You are viewing a plain text version of this content. The canonical link for it is here.
Posted to mapreduce-issues@hadoop.apache.org by "MengWang (JIRA)" <ji...@apache.org> on 2011/02/25 06:07:38 UTC

[jira] Commented: (MAPREDUCE-2345) Optimize jobtracker's memory usage

    [ https://issues.apache.org/jira/browse/MAPREDUCE-2345?page=com.atlassian.jira.plugin.system.issuetabpanels:comment-tabpanel&focusedCommentId=12999218#comment-12999218 ] 

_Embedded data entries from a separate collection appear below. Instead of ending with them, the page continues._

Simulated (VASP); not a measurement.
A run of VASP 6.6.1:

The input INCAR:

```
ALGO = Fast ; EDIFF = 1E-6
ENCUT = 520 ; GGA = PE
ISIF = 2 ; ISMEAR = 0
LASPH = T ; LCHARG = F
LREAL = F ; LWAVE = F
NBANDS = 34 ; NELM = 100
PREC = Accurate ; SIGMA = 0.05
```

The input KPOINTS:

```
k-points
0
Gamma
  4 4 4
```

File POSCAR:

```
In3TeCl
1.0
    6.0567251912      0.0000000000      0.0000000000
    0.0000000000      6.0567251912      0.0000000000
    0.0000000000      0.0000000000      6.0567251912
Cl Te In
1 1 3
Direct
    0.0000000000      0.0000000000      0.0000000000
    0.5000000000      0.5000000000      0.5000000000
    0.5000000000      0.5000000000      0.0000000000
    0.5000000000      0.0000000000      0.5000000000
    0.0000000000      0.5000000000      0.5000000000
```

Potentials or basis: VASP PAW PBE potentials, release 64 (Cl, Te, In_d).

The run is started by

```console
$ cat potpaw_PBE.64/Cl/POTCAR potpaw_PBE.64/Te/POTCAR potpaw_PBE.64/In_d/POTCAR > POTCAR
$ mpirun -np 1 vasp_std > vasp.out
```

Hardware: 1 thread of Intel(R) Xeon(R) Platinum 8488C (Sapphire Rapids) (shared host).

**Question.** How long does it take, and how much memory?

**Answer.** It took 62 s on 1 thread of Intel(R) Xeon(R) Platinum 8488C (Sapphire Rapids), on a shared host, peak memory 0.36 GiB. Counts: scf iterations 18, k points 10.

MengWang commented on MAPREDUCE-2345:
-------------------------------------

jobtracker's memory mainly used for TaskInProgress objects. We submit a Job with 100,087 tasks, jt's memory usage as follows:
org.apache.hadoop.mapred.TaskInProgress 
object 100,087
Shallow size 29,625,752
Retained size 325,065,944 (96%)

Our optimization work as follows:
(1)Reduce duplicated strings
   jobtracker stores too many duplicated strings, for example: splitClass name, splite locations, counters group name, couters name, display name, jtIdentifier of JobID, jobdir of MapOutputFile. 
   we use a StringCache reduced nearly 15% memory.
(2)Counters should be delay initialized
   tips with no attempttask assigned should not create Counters.
(3)Reconstruct completed TIP's counters
   when a task completed, the tip of this task become bigger because of counters. To speed up Counters update and lookup, Counters use HashMap and a cache, which cost too much memory. So we seperated counter values from Counters structure, all tasks share a CounterMap object, which map <CounterGroupName, CounterName> -> index of a long array, and every tip store a array of its counter values.
   Using this method, JT's memory reduced nearly 50%.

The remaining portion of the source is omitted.